Advanced Aggregations with Expressions
Polars expressions let you build complex aggregations that would require multiple steps in pandas. You can filter within groups, apply conditions, and combine operations.
Here’s conditional aggregation—counting or summing only rows that match a condition:
df = pl.DataFrame({
"department": ["sales", "sales", "sales", "engineering", "engineering"],
"employee": ["alice", "bob", "carol", "dave", "eve"],
"status": ["active", "inactive", "active", "active", "active"],
"salary": [75000, 65000, 80000, 95000, 90000]
})
result = df.group_by("department").agg(
pl.len().alias("total_employees"),
pl.col("status").filter(pl.col("status") == "active").count().alias("active_employees"),
pl.col("salary").filter(pl.col("status") == "active").mean().alias("avg_active_salary"),
pl.col("salary").sum().alias("total_payroll")
)
print(result)
You can also use when().then().otherwise() for more complex conditional logic:
df = pl.DataFrame({
"category": ["A", "A", "A", "B", "B"],
"value": [10, 25, 15, 30, 5],
"threshold": [20, 20, 20, 20, 20]
})
result = df.group_by("category").agg(
pl.when(pl.col("value") > pl.col("threshold"))
.then(pl.col("value"))
.otherwise(0)
.sum()
.alias("sum_above_threshold"),
(pl.col("value") > pl.col("threshold")).sum().alias("count_above_threshold")
)
print(result)
This pattern eliminates the need for intermediate columns or separate filtering steps.

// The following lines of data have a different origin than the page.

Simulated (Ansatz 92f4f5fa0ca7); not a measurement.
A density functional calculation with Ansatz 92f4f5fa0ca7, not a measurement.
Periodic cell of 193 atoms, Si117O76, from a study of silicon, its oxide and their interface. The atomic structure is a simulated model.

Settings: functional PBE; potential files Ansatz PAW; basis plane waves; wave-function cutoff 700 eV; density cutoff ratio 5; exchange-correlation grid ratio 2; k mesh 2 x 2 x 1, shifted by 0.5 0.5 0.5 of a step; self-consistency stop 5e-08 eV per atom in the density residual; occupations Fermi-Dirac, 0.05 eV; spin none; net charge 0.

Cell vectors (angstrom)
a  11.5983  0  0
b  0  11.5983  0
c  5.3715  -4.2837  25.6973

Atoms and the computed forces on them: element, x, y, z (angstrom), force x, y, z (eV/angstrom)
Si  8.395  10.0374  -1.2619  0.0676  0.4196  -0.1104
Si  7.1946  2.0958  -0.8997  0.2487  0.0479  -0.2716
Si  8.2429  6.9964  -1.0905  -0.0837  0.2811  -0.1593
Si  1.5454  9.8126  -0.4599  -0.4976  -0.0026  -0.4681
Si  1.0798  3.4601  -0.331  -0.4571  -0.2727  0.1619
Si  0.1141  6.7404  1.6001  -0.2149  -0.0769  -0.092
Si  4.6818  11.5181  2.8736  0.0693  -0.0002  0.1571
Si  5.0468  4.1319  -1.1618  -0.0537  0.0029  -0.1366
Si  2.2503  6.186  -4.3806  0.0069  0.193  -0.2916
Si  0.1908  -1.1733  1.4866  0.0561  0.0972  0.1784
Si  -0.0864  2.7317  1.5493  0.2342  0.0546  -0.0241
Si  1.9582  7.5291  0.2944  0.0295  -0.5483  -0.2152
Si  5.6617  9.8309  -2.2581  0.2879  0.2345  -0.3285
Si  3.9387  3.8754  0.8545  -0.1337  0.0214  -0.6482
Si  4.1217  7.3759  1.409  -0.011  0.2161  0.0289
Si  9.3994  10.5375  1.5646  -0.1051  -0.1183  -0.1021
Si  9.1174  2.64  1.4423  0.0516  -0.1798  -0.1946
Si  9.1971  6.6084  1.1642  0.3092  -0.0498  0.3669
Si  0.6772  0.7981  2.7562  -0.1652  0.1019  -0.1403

GroupBy with Sorting and Ordering
By default, group_by() doesn’t preserve or guarantee any particular row order. For deterministic results, use maintain_order=True:
result = df.group_by("category", maintain_order=True).agg(
pl.col("value").sum()
)
This keeps groups in the order they first appear in the data. There’s a small performance cost, so only use it when you need it.
A common task is getting the top N rows per group. Combine sort() with head() inside your aggregation:
df = pl.DataFrame({
"category": ["A", "A", "A", "B", "B", "B"],
"product": ["p1", "p2", "p3", "p4", "p5", "p6"],
"sales": [100, 300, 200, 150, 400, 250]
})
# Get top 2 products by sales per category
result = df.sort("sales", descending=True).group_by("category").agg(
pl.col("product").head(2).alias("top_products"),
pl.col("sales").head(2).alias("top_sales")
)
print(result)
For more control, use over() with window functions to rank within groups, then filter:
df_ranked = df.with_columns(
pl.col("sales").rank(descending=True).over("category").alias("rank")
).filter(pl.col("rank") <= 2)
print(df_ranked)
Lazy Evaluation with GroupBy
For large datasets, lazy evaluation is essential. Instead of executing immediately, Polars builds a query plan and optimizes it before running.
# Eager execution (immediate)
result_eager = df.group_by("category").agg(
pl.col("value").sum()
)
# Lazy execution (optimized)
result_lazy = (
df.lazy()
.group_by("category")
.agg(pl.col("value").sum())
.collect()
)
The lazy version looks almost identical, but the benefits compound with complex queries. Polars can:
- Push filters before groupby operations to reduce data size early
- Combine multiple operations into single passes
- Optimize column selection to read only what’s needed
- Parallelize more effectively
Here’s a more realistic example showing the pattern:
result = (
pl.scan_parquet("sales_data/*.parquet") # Lazy by default
.filter(pl.col("date") >= "2024-01-01")
.group_by(["region", "product_category"])
.agg(
pl.col("revenue").sum().alias("total_revenue"),
pl.col("order_id").n_unique().alias("unique_orders"),
pl.col("quantity").mean().alias("avg_quantity")
)
.sort("total_revenue", descending=True)
.collect()
)
The optimizer will push the date filter down to the Parquet reader, only read the columns needed for the aggregation, and execute the sort after reducing data through groupby.
Comparison with Pandas
If you’re coming from pandas, here’s a quick syntax mapping:
import pandas as pd
import polars as pl
# Sample data (same for both)
data = {
"category": ["A", "A", "B", "B"],
"value": [10, 20, 30, 40]
}
# Pandas
df_pd = pd.DataFrame(data)
result_pd = df_pd.groupby("category").agg(
total=("value", "sum"),
average=("value", "mean")
).reset_index()
# Polars
df_pl = pl.DataFrame(data)
result_pl = df_pl.group_by("category").agg(
pl.col("value").sum().alias("total"),
pl.col("value").mean().alias("average")
)
Key differences to remember:
| Aspect | Pandas | Polars |
|---|---|---|
| Method name | groupby() |
group_by() |
| Result type | GroupBy object | Requires .agg() |
| Index handling | Creates MultiIndex | No index concept |
| Column selection | ["col"] or .col |
pl.col("col") |
| Order preservation | Preserved by default | Not preserved by default |
| Null handling | Excludes by default | Includes by default |
Performance-wise, expect Polars to be 3-10x faster on datasets that fit in memory, with even larger gains on multi-core machines or when using lazy evaluation.
The mental model shift is from pandas’ method-chaining on columns to Polars’ expression-based approach. Once you internalize pl.col() as the entry point for column operations, the rest follows naturally.